• Paul chastises the Corinthians as "babes in Christ," still fed milk. The Zohar similarly distinguishes between those who study Torah at the peshat (surface) level and those ready for sod (secret) — and warns that premature revelation to the unprepared is dangerous (Zohar I:26b). Spiritual infancy is characterized by jealousy and strife, the marks of the yetzer hara still dominant.
• Paul planted, Apollos watered, God gave increase — this mirrors the Zohar's agricultural metaphor for the Sefirot: Hokhmah is the seed, Binah the womb/water, and Keter the silent force of growth. No human intermediary causes spiritual fruit; they are channels (tzinorot) through which the divine light flows (Zohar II:166b). The laborer is nothing; the Light is everything.

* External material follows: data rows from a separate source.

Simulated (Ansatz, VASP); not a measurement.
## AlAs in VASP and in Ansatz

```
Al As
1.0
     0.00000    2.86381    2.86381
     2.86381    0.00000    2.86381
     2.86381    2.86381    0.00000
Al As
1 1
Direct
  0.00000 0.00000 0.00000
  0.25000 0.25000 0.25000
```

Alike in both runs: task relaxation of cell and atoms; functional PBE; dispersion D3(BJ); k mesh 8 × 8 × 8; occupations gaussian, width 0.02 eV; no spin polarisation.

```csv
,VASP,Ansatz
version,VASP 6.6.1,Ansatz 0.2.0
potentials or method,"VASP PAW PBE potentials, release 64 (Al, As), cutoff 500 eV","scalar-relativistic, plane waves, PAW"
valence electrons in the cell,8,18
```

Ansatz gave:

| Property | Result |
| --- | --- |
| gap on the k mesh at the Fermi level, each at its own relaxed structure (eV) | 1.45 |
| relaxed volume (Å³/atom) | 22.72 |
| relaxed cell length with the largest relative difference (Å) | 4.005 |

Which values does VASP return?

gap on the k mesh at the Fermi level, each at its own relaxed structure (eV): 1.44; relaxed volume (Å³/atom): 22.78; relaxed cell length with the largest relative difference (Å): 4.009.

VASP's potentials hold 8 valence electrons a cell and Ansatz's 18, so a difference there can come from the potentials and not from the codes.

• "Ye are God's building" connects to the Zohar's teaching that every righteous assembly constructs the heavenly Temple brick by brick. Each soul is a living stone; discord dislodges stones and weakens the celestial structure (Zohar I:211a). Paul's foundation of Christ parallels the Zohar's Yesod (Foundation), the Sefirah that channels all upper light downward.
• Fire testing every man's work on the last day echoes the Zohar's teaching on the river of fire (Nahar Dinur) through which all souls pass. Works of gold, silver, and precious stones correspond to deeds rooted in the upper Sefirot; wood, hay, and stubble correspond to deeds from the kelipot (Zohar II:211b). The fire does not punish — it reveals.
• "Know ye not that ye are the temple of God?" — the Zohar's most radical claim is that the human body is a microcosm of the divine structure, the Mishkan (Tabernacle) internalized. To defile the body-temple is to damage the corresponding Sefirah above (Zohar II:162a). Paul's warning carries the full weight of the Zoharic principle: as below, so above.
• Avot 1:1 opens with the chain of transmission from Sinai: Moses to Joshua to Elders to Prophets to the Men of the Great Assembly — Paul's metaphor of one planting, another watering, God giving the increase precisely echoes this chain, where the Chevraya is a network of transmission rather than individual heroes.
• Bava Batra 4a discusses how Herod sought atonement for destroying the sages by rebuilding the Temple with magnificent stones — Paul's warning that "each builder must take care how he builds" draws on the same understanding that the Temple of God is the community of Torah, not merely physical architecture.
• Sanhedrin 7a teaches that a judge who renders a true judgment becomes, in effect, a partner with God in creation — every member of the Chevraya who builds correctly upon the foundation laid by the Tzaddik participates in an act of cosmic co-creation.
• Yoma 9b attributes the destruction of the Second Temple to baseless hatred (sinat chinam) among Israel — Paul's declaration that "you are the temple of God" and the warning against destroying it through faction carries the full weight of this catastrophic historical teaching.
• Berakhot 64a closes with the teaching that Torah scholars increase peace in the world — the gold, silver, and precious stones that survive the fire in Paul's allegory correspond to the good works that build genuine shalom, the very structures of reality that the Sitra Achra cannot consume.